February 23, 2009

Tips on how to use customer questions & objections to sell

1. Remember questions and objections are welcomed by most salespeople. First they demonstrate that the customer is engaged and potentially interested. Second, they guide the salesperson to the key issues that must be addressed in meeting the customers’ needs.

2. List the questions, or objections you are likely to get and prepare your answers in advance. As in so many areas preparation is 90% of success.

3. Welcome and acknowledge any questions, or objections that arise. Remember, most people like to be told that they have asked an important, or a good question.

4. Head off key objections at the pass. Anticipate the key objections you are likely to arise and tackle them in advance in your sales presentation – don’t let them linger unaddressed.

5. Before you answer make sure you fully understand the question – if you are in any doubt confirm the question. If the question is very broad confirm what specific area you should address first.

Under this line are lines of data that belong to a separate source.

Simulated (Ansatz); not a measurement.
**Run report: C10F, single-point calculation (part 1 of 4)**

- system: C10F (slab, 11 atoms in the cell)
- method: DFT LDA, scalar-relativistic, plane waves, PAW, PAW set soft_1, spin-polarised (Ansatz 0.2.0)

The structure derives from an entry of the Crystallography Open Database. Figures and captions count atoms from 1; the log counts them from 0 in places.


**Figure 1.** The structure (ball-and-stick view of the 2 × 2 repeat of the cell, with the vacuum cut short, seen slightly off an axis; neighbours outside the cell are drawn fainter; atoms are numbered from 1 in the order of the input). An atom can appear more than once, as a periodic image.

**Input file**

6. Look behind the question / objection. For example, if the customer asks about price is he asking about the cost, or is he struggling to appreciate the value for money dimension. The only way to find out is to ask.

7. Need a little more time to think? Asking for the question to be repeated, or repeating the question out loud gives you a little bit more time to formulate your answer.

8. Customers are increasingly impatient so get to the point and keep it brief. Talking around the point may give the impression that you cannot, or do not want to answer.

9. Once you have answered the question shut up. If you draw out your answer you are likely to lose the interest of the customer and cast doubt on your answer.

10. Don’t directly say no. Instead use the ‘Feel, Felt and Found’ technique. That is ‘I understand how you feel… many customer have felt the same way… however they found that what actually happened when they implemented the solution was…’ Employ independent reports, customer and expert statements carefully, don’t make the customer look like he is wrong.

11. Use stories to support your answers. By relating the experiences of another customer you add both interest and authenticity to what you are saying.

12. Offer your opinion, experiences and stories with confidence, but don’t come across a ‘know it all’. Transform direct answers into discussions, by adding points of reflection (e.g. that is what most of our customer say… but I don’t know if the same would apply for your team?) and questions (e.g. ‘does that make sense from your point of view?’)

13. Maintain eye contact and smile while you are answering questions / dealing with objections. Your body language will tell the customer a lot about your confidence in both your company and your answers.

14. Give your answers slowly. Feeling under pressure to answer, many salespeople talk fast in answering. In addition to making the answers more difficult to understand, talking fast can create the impression of nervousness on the part of the salesperson.

15. Gague how your answers are ‘going down'; by observing the customers reactions, as well as by asking confirmation questions once you have finished.

16. Don’t say what you can’t do, without re-emphasising what you can. For example, ‘no it does not include a reporting suite, because it has been designed to integrate with the reporting tools that are already used in most organisations…’

17. If you don’t know then say you don’t know. Customers don’t expect you to know everything as long as somebody else in your company has the answer, or that you can find out.

18. Honesty is the best policy; however you will be faced with dilemmas. For example you may be asked if your product does A. It will do A in the future, but that feature has not been fully developed yet and you don’t necessarily want the customer to know. In cases like this it is very important in advance to have decided what the ‘official company line’ is.

19. Don’t beat yourself up if you get the answer wrong on occasion. Make a note of the question, or objection and prepare a better answer for the next time it arises.

20. Use sales aides or visuals to help in answering complex questions. For example, in answer to a question about network configuration, a diagram will paint a thousand words.